In California in 2008 and 2009, volunteer-collected data showed that values-based conversations were moving 25% of all undecided and opposed voters to be more supportive of marriage – with about half of those voters moving toward undecided and the others moving to be new supporters. Working with researchers in California, tests to track the durability of these conversations showed that the effect was persistent. Voters remembered those conversations.  

Marriage supporters in Maryland prepare for a campaign event to protect the freedom to marry.

Marriage supporters in Maryland prepare for a campaign event to protect the freedom to marry.

When the 2011 public education effort launched in Maine, rebounding from the ballot-measure loss in 2009 and hoping to move people to support, the small population size of the state and the existence of a volunteer team eager to do persuasion after focusing on turnout in the unsuccessful 2009 effort, influenced the field team to plan a large program based on individual, values-based conversations. To reach the needed level of impact, the team needed to be able to conduct conversations by phone, which was considered a questionable approach, especially with taciturn Maine voters. Before launching the full-scale program, a test with the Analyst Institute—which employed some of the best social scientists working on testing organizing tactics—demonstrated that the calls were “effective at changing target’s level of support on a marriage equality index by as much as 12.2%,” a very strong finding. With that green light, the Maine public education and electoral campaigns combined for 172,096 conversations with approximately 125,000 individuals during the 18 months between March 2011 and November 2012.  Volunteers completed over one-third of those conversations, and the rest were by paid staff on the phones or at the door. Before television ads began running state-wide in late June 2012, support for marriage in Maine had increased 4% from the start of the field work. 

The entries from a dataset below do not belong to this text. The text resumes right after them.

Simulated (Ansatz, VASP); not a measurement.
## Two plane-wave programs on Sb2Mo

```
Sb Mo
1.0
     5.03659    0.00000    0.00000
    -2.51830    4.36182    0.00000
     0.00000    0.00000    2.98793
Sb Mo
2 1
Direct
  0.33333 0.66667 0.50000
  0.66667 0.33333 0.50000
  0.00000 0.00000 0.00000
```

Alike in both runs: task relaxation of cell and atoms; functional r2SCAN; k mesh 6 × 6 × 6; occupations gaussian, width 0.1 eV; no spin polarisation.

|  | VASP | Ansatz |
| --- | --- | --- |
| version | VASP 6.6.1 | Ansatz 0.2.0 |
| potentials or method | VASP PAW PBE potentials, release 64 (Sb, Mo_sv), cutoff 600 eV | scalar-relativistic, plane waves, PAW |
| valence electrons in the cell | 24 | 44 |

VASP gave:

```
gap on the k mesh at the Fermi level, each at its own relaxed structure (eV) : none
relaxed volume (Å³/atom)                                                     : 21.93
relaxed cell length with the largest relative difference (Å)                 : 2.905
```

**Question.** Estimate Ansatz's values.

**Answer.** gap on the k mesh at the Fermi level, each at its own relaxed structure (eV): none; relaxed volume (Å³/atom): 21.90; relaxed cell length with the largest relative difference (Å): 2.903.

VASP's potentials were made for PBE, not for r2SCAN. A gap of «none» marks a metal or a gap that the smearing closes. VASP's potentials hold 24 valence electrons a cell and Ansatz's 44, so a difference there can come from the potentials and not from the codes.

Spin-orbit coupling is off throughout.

What the Conversation Looked Like in Maine - 2011- 2012

A typical long-form, values-based persuasion conversation began with asking the voter to give an initial rating of their support for marriage, usually along a five-point scale. If a voter proved strongly supportive or strongly opposed based on responses to several questions, the canvasser would move to the next door, as this effort was focused on making the case to those who were persuadable. Then the voter was typically asked what was the most important reason for their position. Next, the voter was asked why this reason was important to them, or to elaborate on their reasoning. 

From there, the voter led the conversation, with the canvasser always trying to dig deeper to uncover the voter’s underlying concerns. A list of open-ended questions was provided, rather than talking points, and the trained canvasser used these questions to break down the voter’s superficial objections or talking points down to core values where they might find commonality. We sometimes called the process peeling the onion. Lots of questions started with “why” and a typical canvasser response to brief answers was “Can you tell me what that really means to you?” 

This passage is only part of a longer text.